How to Put a Lamp Post Outdoors and Wire It

Video Transcript

Video Transcript

RON HAZELTON:

Well I don't know about you but I'm a big fan of curb appeal.  I like my house to look nice from the street and I want it to be welcoming when friends come over.  So I decided to put a lamp post here in the front yard.  I've looked all over and I think the best spot for it is actually right here where I've got this flower bed.

Now here in the northeast as you may have heard, it gets pretty cold. And the ground can freeze down two feet or more.  And it creates what's called a frost heave effect.  If the ground freezes beneath the end of the post, well it can actually push it up out of the ground.

So I want to avoid that and I'll do it by making the hole at least 2 and a half feet deep.  I could use a post hole digger but I'm going do it the easy way.  The easy way is with a post hole auger.  A giant earth drill if you will, that can be rented at almost any home improvement or rental center.
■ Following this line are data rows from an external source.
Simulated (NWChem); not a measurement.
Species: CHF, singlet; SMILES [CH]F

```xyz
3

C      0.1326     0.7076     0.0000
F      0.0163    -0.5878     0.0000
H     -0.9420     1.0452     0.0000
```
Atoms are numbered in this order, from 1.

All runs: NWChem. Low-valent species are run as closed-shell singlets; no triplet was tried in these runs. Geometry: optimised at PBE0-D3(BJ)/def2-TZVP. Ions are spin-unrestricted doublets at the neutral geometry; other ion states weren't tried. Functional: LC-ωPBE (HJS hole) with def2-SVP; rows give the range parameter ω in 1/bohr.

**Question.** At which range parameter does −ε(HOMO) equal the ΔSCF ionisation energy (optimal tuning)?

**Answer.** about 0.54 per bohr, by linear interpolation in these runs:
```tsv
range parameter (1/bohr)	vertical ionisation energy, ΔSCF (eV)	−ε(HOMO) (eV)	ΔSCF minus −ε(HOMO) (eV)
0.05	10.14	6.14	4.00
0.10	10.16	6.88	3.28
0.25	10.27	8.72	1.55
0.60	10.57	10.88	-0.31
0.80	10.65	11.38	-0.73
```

Now the trick here is to hang on tight.  There are plenty of rocks in this soil and I'm bound to hit a few.  Well I got my 32 inches. The frost shouldn't get under this post. And I'm also having an electrician run a line in here. This is special outdoor or underground rated cable.

The wires themselves are encased in PVC.  This has to be buried at least 12 inches underground.  Around here they want 18.  So I think we're ready to go.  Into the bottom of my post hole, I'm putting a couple of inches of crushed rock to drain away water that might collect there.

The post I've chosen is pre stained and made of solid cedar. Cedar is lightweight, yet strong, a rare combination.  And highly resistant to rock, decay and insects because of the natural oils produced by the tree. Well here's my post and here's my wire.

Now the post has been bored. The wire's actually going to enter it below grade. Below ground.  And then run up the center and come out the top.  And the manufacturer has been kind enough to put this piece of string in here.

So all I have to do is loop the wire through the string and pull it from this point right up through the end.  I secure the loop by wrapping it with electrical tape. Then I push the wire into the hole, go to the opposite end and pull it through using the string.

Well my wire's in the post.  It's coming out the top.  I'm ready to set this in the hole. This strap on level will leave my hands free to work.  To hold the post in position, I drive in a couple of stakes.  Then clamp a board between the stake and post.

I loosen the clamps, adjust and once the post is perfectly vertical, I re-tighten the clamps and the post stays just where I want it. This is a solid cedar post.  Highly rot resistant but not rot proof.  To extend its life, the maker suggests that I not set it in concrete.

Why? Because the concrete forms a jacket or collar around the post.  If the post shrinks, water can get in between, get trapped there and cause the post to rot prematurely. So this one is going in plain old dirt.  After adding a few inches of soil, I stop and compact the soil using a 2 by 4. With the hole backfilled and compacted I can remove the clamps and braces.

Now this cedar sleeve is what's going to turn an otherwise ordinary post into something special.  It slips over the top and is held in place with finish nails.  To keep water out, I apply caulk to the joint and smooth out the bead using my finger.

This post cap also adds a classic touch and incorporates a mounting base for the light fixture.  I'm working alone today. So I've made this clamp-on shelf. The plan is to lay the light fixture on it while I connect the wires.

The electrical connections are pretty basic. Split the PVC covering, strip off the wire insulation, secure the wires together using wire nuts and wrap the whole thing tightly with electrical tape for some added weather proofing and to help things slip more easily into the hole in the center of the post. 

Now I can slip the lantern over the mounting base, install a screw, check for level, then put in the remaining fasteners. 

Well I'm just about there. All that's left is to set on the lantern top and trim ring, then screw on the finial.  You know there's something very welcoming about a lamp post, I guess it says yes, we're home, come on in -for our friends and family we can now say, we'll leave the light on for you.

Learn how to install an outdoor lamp post; details include digging a post hole, setting the post and wiring the lamp.

Curb appeal is more than a way to impress prospective buyers when you are selling your home. It's also something that can make you feel good about coming home every time you pull into your driveway. Sometimes something quite small can make a big difference. Ron decided that a lamp post and carriage lantern on his front lawn would give his home a warm and welcoming look.